# Self-Organizing Map

Lastly, we want to grasp an overview over the distribution of the features selected in {numref}`sec:correlations` (population density, overall crime rate, number of burdens (environmental justice), unemployment rate, social benefits receiver rate, child poverty rate).
The best way for us to do so without losing too much information is to use a so called Self-Organizing Map (SOM). The SOM is depicted in {numref}`fig:codes`.


In [1]:
rm(list = ls(all.names = TRUE))
data(swiss)
library(kohonen)
library(RColorBrewer)
setwd("/Users/robert/Documents/Master Data Science/2. Semester/Data Visualization/PROJECT/VisuProj23")

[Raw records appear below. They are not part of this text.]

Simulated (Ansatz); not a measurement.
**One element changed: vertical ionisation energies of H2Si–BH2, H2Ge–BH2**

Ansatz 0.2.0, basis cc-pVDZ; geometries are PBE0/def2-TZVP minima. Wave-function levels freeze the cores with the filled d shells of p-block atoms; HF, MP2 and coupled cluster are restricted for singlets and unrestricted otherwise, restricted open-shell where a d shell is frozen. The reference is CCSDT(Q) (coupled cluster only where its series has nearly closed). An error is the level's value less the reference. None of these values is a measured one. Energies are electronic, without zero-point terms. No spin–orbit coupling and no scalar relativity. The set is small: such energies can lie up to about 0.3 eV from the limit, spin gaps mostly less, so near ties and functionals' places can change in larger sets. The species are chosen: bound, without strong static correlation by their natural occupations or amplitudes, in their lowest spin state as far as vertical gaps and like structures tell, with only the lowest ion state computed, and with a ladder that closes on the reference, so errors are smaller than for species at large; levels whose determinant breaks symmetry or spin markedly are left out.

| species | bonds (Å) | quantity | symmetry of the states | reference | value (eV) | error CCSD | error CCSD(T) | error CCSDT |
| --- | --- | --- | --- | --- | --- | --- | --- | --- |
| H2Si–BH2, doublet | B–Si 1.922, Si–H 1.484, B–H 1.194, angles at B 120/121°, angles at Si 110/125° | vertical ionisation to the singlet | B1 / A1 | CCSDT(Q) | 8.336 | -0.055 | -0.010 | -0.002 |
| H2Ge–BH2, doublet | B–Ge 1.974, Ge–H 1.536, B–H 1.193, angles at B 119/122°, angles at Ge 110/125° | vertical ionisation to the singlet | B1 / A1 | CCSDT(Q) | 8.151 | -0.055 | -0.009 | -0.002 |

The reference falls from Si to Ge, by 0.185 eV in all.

# Load the CSV file into a DataFrame
df <- read.csv("data/07_wichtigste_features_aus_04_bis_06.csv")
df$LOR_str <- sprintf("%08d", df$LOR_str)
df[273,3] = "Schloßstraße Stegl."
df[407,3] = "Schloßstraße Ch'burg"
row.names(df) <- df$PLR_NAME
df <- df[, -c(1:4)]

old <- cur <- Inf
dat <- scale(df)
## iterative improvement of SOM
for (i in 1:100){
  erg <- som(dat, grid=somgrid(15,10,"hexagonal"), rlen=1000)
  cur <- sum(erg$distances)
  if (cur<old){
    erg2 <- erg
    old <- cur
  }
}

som2pts <- function(x){
  stopifnot("kohonen" %in% class(x))
  x$grid$pts[x$unit.classif,]
}

som_out <- som2pts(erg2)

pal <- function(n) brewer.pal(n, "Set3")
par(lab.cex = 1)  # Adjust the legend font size
par(mfrow=c(1,1))
plot(erg2, shape="straight", palette.name=pal)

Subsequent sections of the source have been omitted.